Updated: Nov 22, 2020

Many of us will be looking for something worthwhile to help occupy our time during lockdown and here is a suggestion, which you might want to consider.

The National Library of Scotland is a great website, not only for free maps of the UK but also for easily accessible and useful LiDAR imaging.

LiDAR is an acronym for Light Detection and Ranging and is a method for measuring distances (ranging) by illuminating the target with laser light and measuring the reflection with a sensor. Differences in laser return times and wavelengths can then be used to make digital 3-D representations of the target.

It is a great tool for armchair archaeologists, enabling us to see what's hidden in the landscape in much, but not yet all, of the UK.

Locally, it has revealed hitherto unseen evidence of Medieval agricultural practice in the parish of Norton Disney.

This image shows that the trees of Hill Holt Wood mask an earlier landscape of Ridge & Furrow ploughing, cut by later features. This was most probably the domain of the Disney family, from where the village of Norton Disney gained its suffix. Of Norman French descent the Disney's enjoyed success as farmers from the late 13th century until the 16th century. They and their serfs have left a lasting mark on the Lincolnshire landscape.

The second image (source: Luttrell Psalter) shows the kind of plough used in the Medieval period. Its fixed moldboard, which turned the soil only in one direction, was repeatedly used on narrow strips of land, thereby creating the corrugations.

As well as exploring your own parish from the comfort of home you can seek out well known sites throughout the country and see them from a different perspective, as the image of the Avebury Henge illustrates.

Fancy a go at finding forgotten features (don't you just love alliteration)? Here's how to get started.

Follow this link:

1. From the screen, which appears, look for 'Side by side viewer' on the right hand side.

2. Click on that and the side by side screens appear with a 'Help' screen superimposed (just close the 'Help' screen by clicking on its X).

3. On the right side of the screen from the drop down box 'select a map series' choose LIDAR 1M DTM.

4. Then, on the left side of the screen from the drop down box 'select a map series' choose a map you want to explore

5. Navigate and zoom in and out of the chosen map to wherever you want to go on the left hand side and on the right side a matching LiDAR image appears (if it is available)

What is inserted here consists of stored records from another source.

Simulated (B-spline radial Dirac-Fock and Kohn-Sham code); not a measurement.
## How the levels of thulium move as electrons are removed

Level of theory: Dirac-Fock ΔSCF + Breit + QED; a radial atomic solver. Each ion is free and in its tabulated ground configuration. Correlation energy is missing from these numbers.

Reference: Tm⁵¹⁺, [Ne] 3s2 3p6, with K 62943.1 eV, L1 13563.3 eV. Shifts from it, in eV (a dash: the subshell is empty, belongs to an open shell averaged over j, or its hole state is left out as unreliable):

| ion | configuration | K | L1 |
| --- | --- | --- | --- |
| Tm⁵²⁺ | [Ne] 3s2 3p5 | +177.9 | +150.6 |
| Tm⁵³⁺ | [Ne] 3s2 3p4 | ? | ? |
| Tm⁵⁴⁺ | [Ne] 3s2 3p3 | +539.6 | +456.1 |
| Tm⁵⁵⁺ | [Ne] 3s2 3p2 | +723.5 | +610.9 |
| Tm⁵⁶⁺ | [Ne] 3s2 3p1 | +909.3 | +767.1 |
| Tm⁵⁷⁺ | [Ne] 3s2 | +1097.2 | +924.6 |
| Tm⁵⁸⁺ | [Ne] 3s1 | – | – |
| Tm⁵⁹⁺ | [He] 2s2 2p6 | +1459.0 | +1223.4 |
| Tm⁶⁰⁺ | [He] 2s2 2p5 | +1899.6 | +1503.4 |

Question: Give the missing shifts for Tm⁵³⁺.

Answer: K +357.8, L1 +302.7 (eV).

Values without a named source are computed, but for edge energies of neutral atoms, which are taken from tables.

You may need to zoom in quite close to pick out detail but the map view more matches the LiDAR so you shouldn't get lost.

6. Any 'twin' images you want to keep can be saved as follows:

On a Windows PC press the Fn key and the PrtSc key (saves it to 'OneDrive')

On a Mac press Shift + Cmd + 3 (saves it to your desktop)

7. Once you have got the hang of it, try using and comparing results from all the LiDAR data sets listed. You will see that DTM (Digital Terrain Model) removes tree cover and buildings, whereas DSM (Digital Surface Model) keeps them in, as shown in the Avebury Henge image.

Well, that's it really.

Looking forward to hearing about and seeing what you discover.

Happy hunting!

Bob Garlant is a retired professional archaeologist. He is currently assisting with the planning of a fieldwalking project close to Norton Disney Roman Villa, part of 2 ½ year investigation at the site. Fundraising is also in progress to commission a geophysical survey and to carry out an excavation of potential prehistoric and Roman features already detected nearby.

Bob is also working on a ground-breaking scheme, championed by The School of Architecture, Design and Built Heritage at Nottingham Trent University, where photographs taken at ground level and by drone are processed, using sophisticated computer software, to create 3D images of historic landscapes and historic buildings and monuments, especially those thought to be at risk, with a view to adding them to the Historic Environment Record.